I show two examples for importing and exporting data from and into HBase tables. In these examples I use Apache Spark 2.x and HBase 1.x API.
To load data into HBase we will use either foreachPartition
or saveAsNewAPIHadoopDataset
action.
We create a connection object in a foreachPartition
action and push data either with Table object or bufferedMutator interface. The latter one is preferred for a big amount of data, since the bufferedMutator sends records in batches.
I also used for a Scala example try-catch-close pattern from https://medium.com/@dkomanov/scala-try-with-resources-735baad0fd7d
Scala Example
def optionOne(sparkSession: SparkSession, tableName: String, rdd: RDD[MyRecord]): Unit = {
rdd.foreachPartition(iterator => {
// since resources should be closed properly I used the solution described in
// https://medium.com/@dkomanov/scala-try-with-resources-735baad0fd7d
withResources(ConnectionFactory.createConnection(HBaseConfiguration.create()))(
connection => {
withResources(connection.getBufferedMutator(TableName.valueOf(tableName)))(
mutator => {
iterator.foreach(record => {
val put = new Put(Bytes.toBytes(record.key))

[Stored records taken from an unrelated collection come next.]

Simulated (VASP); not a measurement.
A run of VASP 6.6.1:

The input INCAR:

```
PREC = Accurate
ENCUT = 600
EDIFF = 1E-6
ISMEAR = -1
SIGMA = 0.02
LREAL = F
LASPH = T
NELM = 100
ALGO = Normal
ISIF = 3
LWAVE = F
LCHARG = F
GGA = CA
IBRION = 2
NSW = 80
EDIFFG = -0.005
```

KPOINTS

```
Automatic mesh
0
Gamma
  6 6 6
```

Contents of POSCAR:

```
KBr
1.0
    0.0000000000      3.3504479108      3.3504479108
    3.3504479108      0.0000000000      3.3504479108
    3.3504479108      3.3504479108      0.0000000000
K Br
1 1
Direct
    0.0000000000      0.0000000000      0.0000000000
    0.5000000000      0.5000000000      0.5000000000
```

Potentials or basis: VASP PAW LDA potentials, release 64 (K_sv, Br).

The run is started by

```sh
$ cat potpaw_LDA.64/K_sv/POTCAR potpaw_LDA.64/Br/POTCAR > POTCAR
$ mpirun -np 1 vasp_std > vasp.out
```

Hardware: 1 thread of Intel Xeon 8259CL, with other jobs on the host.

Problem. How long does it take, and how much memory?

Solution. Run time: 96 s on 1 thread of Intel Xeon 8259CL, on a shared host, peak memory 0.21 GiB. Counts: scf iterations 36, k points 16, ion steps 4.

put.addColumn(Bytes.toBytes("c"), Bytes.toBytes("v"), Bytes.toBytes(record.myValue))
mutator.mutate(put)
}
)
}
)
}
)
}
)
}
Java Example
public static void optionOne(SparkSession sparkSession, String tableName, JavaRDD<MyRecord> rdd) {
rdd.foreachPartition(iterator -> {
try (Connection connection = ConnectionFactory.createConnection(HBaseConfiguration.create());
//option 1.1 is to use Table table = connection.getTable(TableName.valueOf(tableName));
BufferedMutator mutator = connection.getBufferedMutator(TableName.valueOf(tableName))) {
while (iterator.hasNext()) {
MyRecord record = iterator.next();
Put put = new Put(Bytes.toBytes(record.getKey()));
put.addColumn(Bytes.toBytes("c"), Bytes.toBytes("v"), Bytes.toBytes(record.getMyValue()));
mutator.mutate(put);
//table.put(put);
}
}
}
);
}
In this option Spark uses TableOutputFormat
Object to load data in HBase. This is my preferred option, since connection handling and data loading are hidden. The first step is to create a PairRDD[ImmutableBytesWritable, Put]
and then use write
action with a saveAsNewAPIHadoopDataset
call.
Scala
def optionTwo(sparkSession: SparkSession, tableName : String, rdd : RDD[MyRecord]) : Unit ={
val config = new Configuration
config.set(TableOutputFormat.OUTPUT_TABLE, tableName)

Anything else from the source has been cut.